The Senate will hold a vote Thursday afternoon on whether to open debate on a bill granting President Obama the power to send Congress trade deals it cannot amend, NPR News reports. “Fast-track” authority, which was blocked by Senate Democrats on Tuesday in a stinging rebuke to the White House, gets a second chance under a deal to allow votes on a few Democratic trade provisions that were left out of the version of the bill first brought to the floor by Republicans. From NPR:
The solution calls for separate votes on bills that Democrats had wanted to move as a single package on the floor, according to NPR's Ailsa Chang. Ailsa says the Senate will vote on a customs enforcement bill that includes Sen. Charles Schumer's safeguards aimed at reducing currency manipulation.
The customs bill "will get a vote tomorrow at 10:30 a.m.," reports Ailsa Chang, along with "a vote on a bill giving trade preference to sub-Saharan African countries."
The bargain does not call for votes on all of the initiatives Democrats tried to attach to the trade promotion authority bill, and the few provisions that do get votes will be considered as standalone measures rather than as amendments. The all-in-one approach Democrats wanted was “not acceptable,” GOP Majority Whip John Cornyn told Politico. “We’re not willing to change that deal. Plus we’re not willing to let Democrats run the place. They seem to think that they’re still in the majority and that Sen. Reid is the majority leader. He is not.”
Minority Leader Harry Reid seemed to favor the compromise, saying, “I think we’ve come up with something that’s fair,” while Majority Leader Mitch McConnell said he looked forward to “our colleagues from across the aisle joining with us,” according to Politico. Some of the more liberal Democrats, including Elizabeth Warren of Massachusetts and Sherrod Brown of Ohio, seem unlikely to take McConnell up on his offer.

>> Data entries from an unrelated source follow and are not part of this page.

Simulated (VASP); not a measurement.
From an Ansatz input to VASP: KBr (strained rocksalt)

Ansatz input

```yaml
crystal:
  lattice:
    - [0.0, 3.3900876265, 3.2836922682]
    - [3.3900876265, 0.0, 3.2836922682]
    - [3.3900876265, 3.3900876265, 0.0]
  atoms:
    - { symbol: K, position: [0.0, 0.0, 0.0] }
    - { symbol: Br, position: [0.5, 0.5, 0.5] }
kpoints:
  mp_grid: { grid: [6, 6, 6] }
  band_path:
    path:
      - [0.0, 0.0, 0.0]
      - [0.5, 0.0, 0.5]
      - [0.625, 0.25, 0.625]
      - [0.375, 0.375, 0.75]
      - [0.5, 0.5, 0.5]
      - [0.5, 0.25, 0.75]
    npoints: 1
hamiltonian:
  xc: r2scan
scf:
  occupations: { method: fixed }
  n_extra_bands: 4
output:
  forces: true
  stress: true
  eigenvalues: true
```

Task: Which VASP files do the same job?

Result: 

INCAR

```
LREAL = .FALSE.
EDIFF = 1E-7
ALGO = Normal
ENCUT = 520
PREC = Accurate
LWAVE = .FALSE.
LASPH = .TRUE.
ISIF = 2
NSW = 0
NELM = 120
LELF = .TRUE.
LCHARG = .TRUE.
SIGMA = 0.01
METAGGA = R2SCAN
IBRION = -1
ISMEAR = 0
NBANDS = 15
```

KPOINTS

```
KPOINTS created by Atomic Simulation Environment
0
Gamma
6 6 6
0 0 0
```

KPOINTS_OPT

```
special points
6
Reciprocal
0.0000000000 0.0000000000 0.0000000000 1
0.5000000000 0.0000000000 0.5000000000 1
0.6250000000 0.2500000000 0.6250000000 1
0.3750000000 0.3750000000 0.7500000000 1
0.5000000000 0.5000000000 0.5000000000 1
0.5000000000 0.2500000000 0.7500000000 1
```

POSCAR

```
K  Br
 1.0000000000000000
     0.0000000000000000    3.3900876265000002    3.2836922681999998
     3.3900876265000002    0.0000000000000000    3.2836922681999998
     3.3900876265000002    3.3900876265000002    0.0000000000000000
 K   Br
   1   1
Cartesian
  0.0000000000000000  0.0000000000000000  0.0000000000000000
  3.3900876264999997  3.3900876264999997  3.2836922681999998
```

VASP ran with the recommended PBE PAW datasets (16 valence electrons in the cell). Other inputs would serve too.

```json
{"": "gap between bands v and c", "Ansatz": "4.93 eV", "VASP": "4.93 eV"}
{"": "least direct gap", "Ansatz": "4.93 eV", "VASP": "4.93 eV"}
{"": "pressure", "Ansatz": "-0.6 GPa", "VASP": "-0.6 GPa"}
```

The president’s push for the fast-track authority’s passage stoked tensions between Sen. Brown and the White House, with Brown implying that sexism could be motivating Obama’s recent criticism of Sen. Warren on trade. Brown’s communications director later told Slate that “Sen. Brown believes that this debate shouldn’t be personal, but about getting best possible deal for American workers and American manufacturers,” but the apology hinted at by Obama press secretary Josh Earnest was not forthcoming.
Wednesday’s deal to get cloture seemed to come just in time to keep things cordial in the world’s most deliberative body. Republican Orrin Hatch, for one, was not feeling Reid and McConnell’s bipartisan camaraderie. “I’m about ready to kill somebody,” Hatch told Politico as he headed to the floor to learn the details of the bargain.